It’s hard to find a classroom today without some form of technology. But does investing in technology pay off in terms of test scores? Does outfitting every student with a laptop or iPad necessarily mean they are learning better?
The New York Times takes a close look at the the Kyrene School District in Chandler, Arizona. After a ballot initiative was passed in 2005, the Kyrene School District has spent roughly $33 million on technology. Its classrooms are outfitted with laptops, Smart Boards (like that in the photo above) and software to drill students on basic subjects. Teachers are supposed to be guides rather than lecturers to students who work at their own pace by using the resources of the Internet.
For its efforts, the Kyrene School District was pronounced a model of success by the National School Boards Association, which orchestrated a visit of 100 educators from 17 states to see Kyrene’s innovations in 2008.
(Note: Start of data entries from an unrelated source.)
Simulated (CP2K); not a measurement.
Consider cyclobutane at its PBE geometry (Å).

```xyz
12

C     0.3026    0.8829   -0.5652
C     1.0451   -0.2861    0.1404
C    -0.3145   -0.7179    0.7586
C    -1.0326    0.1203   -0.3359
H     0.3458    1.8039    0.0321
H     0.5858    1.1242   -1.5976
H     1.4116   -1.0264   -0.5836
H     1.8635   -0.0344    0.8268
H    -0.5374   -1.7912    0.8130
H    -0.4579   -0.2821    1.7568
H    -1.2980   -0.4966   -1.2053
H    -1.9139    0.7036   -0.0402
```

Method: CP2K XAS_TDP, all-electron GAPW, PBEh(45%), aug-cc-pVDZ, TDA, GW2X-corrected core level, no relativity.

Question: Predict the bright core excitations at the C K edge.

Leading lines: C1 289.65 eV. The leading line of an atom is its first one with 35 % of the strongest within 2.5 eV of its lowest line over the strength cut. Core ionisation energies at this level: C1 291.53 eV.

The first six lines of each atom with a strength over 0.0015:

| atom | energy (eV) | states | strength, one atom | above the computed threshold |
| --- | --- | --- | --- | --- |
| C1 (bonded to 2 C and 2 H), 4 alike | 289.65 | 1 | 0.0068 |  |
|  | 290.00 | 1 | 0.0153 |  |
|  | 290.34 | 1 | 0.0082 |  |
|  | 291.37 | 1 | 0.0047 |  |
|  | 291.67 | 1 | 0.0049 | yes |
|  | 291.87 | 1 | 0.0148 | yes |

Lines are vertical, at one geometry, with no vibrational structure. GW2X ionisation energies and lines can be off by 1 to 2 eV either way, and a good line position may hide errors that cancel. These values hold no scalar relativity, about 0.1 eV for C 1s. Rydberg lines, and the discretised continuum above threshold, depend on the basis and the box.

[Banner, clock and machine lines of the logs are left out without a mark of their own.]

But since 2005, Kyrene students’ scores in reading and math have “stagnated,” while scores for the rest of the state have risen.
“Pretty Weak” Evidence
Tom Vander Ark, the former executive director for education at the Bill and Melinda Gates Foundation, acknowledges that data for the educational value of extensive investments in technology is “pretty weak.” As the New York Times says, there simply isn’t much research showing that technology-centric teaching improves student learning.
Many studies have found that technology has helped individual classrooms, schools or districts. For instance, researchers found that writing scores improved for eighth-graders in Maine after they were all issued laptops in 2002. The same researchers, from the University of Southern Maine, found that math performance picked up among seventh- and eighth-graders after teachers in the state were trained in using the laptops to teach.
Bryan Goodwin, spokesman for Mid-continent Research for Education and Learning, makes the point that “rather than being a cure-all or silver bullet, one-to-one laptop programs may simply amplify what’s already occurring — for better or worse.” Teachers who know what they’re doing will make good use of the technology while teachers who don’t will not.
A review by the Education Department in 2009 of research on online courses — which more than one million K-12 students are taking — found that few rigorous studies had been done and that policy makers “lack scientific evidence” of their effectiveness. A division of the Education Department that rates classroom curriculums has found that much educational software is not an improvement over textbooks.
Larry Cuban, an education professor emeritus at Stanford University, said the research did not justify big investments by districts.
“There is insufficient evidence to spend that kind of money. Period, period, period,” he said. “There is no body of evidence that shows a trend line.”
Just having a computer in a classroom is no guarantee of successful student learning and can even simply promote student distraction.